Over the course of the 2023 crypto ascent out of the bear markets, ETH price has lagged BTC and other Layer 1s in a big way. The fundamentals, however, are as strong as they have ever been. Bitcoin and alternative Layers 1’s like SOL were the narrative drivers of 2023, but we are seeing the first signs of a huge shift towards Ethereum and ETH Layer 2’s. My expectation is that this new fundamentals-driven narrative will ignite ETH and a handful of other ETH proxies into moon missions, and now is the time to start loading your bags.
Why the ETH Narrative?
Ethereum is the top layer 1 smart contract platform by virtually every metric … market cap (MC), total value locked (TVL), fees generated, stablecoins, protocols and devs, etc.
In addition to the ETH domination in almost all metrics, it is much like a beach ball being held under water … at some point fundamentals will win and the beach ball will come rocketing out of the water on a moon mission. The following catalysts and fundamental value drivers, though largely underappreciated by the markets to date, will be powerful drivers of the the coming price appreciation of ETH and ETH L2s:
- ETH spot ETF applications (deadlines in May 2024)
- Deflationary burn mechanism which since inception in late 2022 has reduced the supply of ETH by 0.21% despite being in a brutal bear market. This burn mechanism scales with gas fees, and will be extremely deflationary in the bull market. At 100 Gwei, Ethereum would burn 10,000 ETH per day!
- ETH price has lagged Bitcoin and L1’s over the last 18 months and is primed both to regain lost ground while accelerating based on fundamentals and narrative. As Ricky Bobby would say “Slingshot engaged!”
- L2’s are proving to be excellent scaling solutions, and protocols like Arbitrum, Optimism, Polygon, Base and others are attracting growing numbers of users and TVL.
- Layer 2’s are simply bulk buyers of ETH blockspace and benefit the ecosystem as a whole.
- Layer 2’s settle natively to ETH and have a much more secure connection that your typical cross chain bridge.
- ETH has effectively been declared a commodity, and is unlikely to face any regulatory attacks from the SEC.
- EIP-4844 will be absolutely huge for ETH layer 2’s. Named “Proto-Danksharding”, it allows for portions of the data settlement from L2s to ETH to be allocated to a separate “temporary” data layer, the result of which is significantly higher throughput AND lower transaction fees.

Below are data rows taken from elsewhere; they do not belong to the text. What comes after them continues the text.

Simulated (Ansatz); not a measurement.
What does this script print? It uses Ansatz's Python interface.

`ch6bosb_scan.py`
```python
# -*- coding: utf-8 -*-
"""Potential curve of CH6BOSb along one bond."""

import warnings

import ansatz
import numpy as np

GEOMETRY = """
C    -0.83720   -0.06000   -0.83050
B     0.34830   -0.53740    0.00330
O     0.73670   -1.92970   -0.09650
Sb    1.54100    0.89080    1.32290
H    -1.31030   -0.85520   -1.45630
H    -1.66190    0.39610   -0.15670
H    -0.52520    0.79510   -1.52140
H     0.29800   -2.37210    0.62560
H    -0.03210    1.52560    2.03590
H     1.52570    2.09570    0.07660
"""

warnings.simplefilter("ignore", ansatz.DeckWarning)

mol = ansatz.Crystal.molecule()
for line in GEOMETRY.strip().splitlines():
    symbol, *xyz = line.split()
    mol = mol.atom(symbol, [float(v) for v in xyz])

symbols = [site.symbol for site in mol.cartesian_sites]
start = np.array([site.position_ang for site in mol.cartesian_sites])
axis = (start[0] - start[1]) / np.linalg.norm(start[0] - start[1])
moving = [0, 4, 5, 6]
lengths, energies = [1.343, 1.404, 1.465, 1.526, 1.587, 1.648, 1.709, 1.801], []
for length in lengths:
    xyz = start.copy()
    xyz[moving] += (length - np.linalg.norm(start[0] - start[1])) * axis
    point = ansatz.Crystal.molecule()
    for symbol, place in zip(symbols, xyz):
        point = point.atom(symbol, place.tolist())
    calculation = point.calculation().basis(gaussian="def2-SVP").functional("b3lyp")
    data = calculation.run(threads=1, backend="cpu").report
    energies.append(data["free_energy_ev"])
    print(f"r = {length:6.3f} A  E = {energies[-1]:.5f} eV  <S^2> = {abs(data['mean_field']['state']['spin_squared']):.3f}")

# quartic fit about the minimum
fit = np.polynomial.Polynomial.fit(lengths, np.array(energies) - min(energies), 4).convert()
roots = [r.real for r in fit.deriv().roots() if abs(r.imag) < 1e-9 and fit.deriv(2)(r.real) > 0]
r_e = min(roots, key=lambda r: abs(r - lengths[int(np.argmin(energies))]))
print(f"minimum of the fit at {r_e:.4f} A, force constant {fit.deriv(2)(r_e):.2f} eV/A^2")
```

- Wallet abstraction is not yet fully priced in. It allows for true mass adoption by abstracting away the complexities of interacting with the blockchain. Many protocols are currently building wallets that will yield a user experience more akin to a Web2 application, reducing the friction for new participants and attracting far more users.
Altcoin #1: Polygon ($MATIC)
Polygon 2.0 is a massive innovation in Layer 2 scaling. Essentially, it is a new system of Validium zkRollups that all function on a common interoperability layer that settles to Ethereum.
Without getting too technical, it is a system of ZK rollups (basically Layer 3’s) that all settle to an intermediate ZK rollup called the interop layer (a Layer 2), which then batches all the transactions and settles them to Ethereum. The result is you can have an “infinite” number of chains built with the Polygon CDK, all acting with their own custom parameters, and all connecting back to the same interop layer, sharing liquidity pools, on the same network settings, and settling natively to ETH. Even the existing PoS Polygon we all know and use will be connected to the interop layer.
The beauty of this system is that adding new chains is easy and permissionless, and only requires the prospective chain to incentivize validators with POL tokens (and even USDC or ETH). The same validators can simultaneously validate as many chains as they wish.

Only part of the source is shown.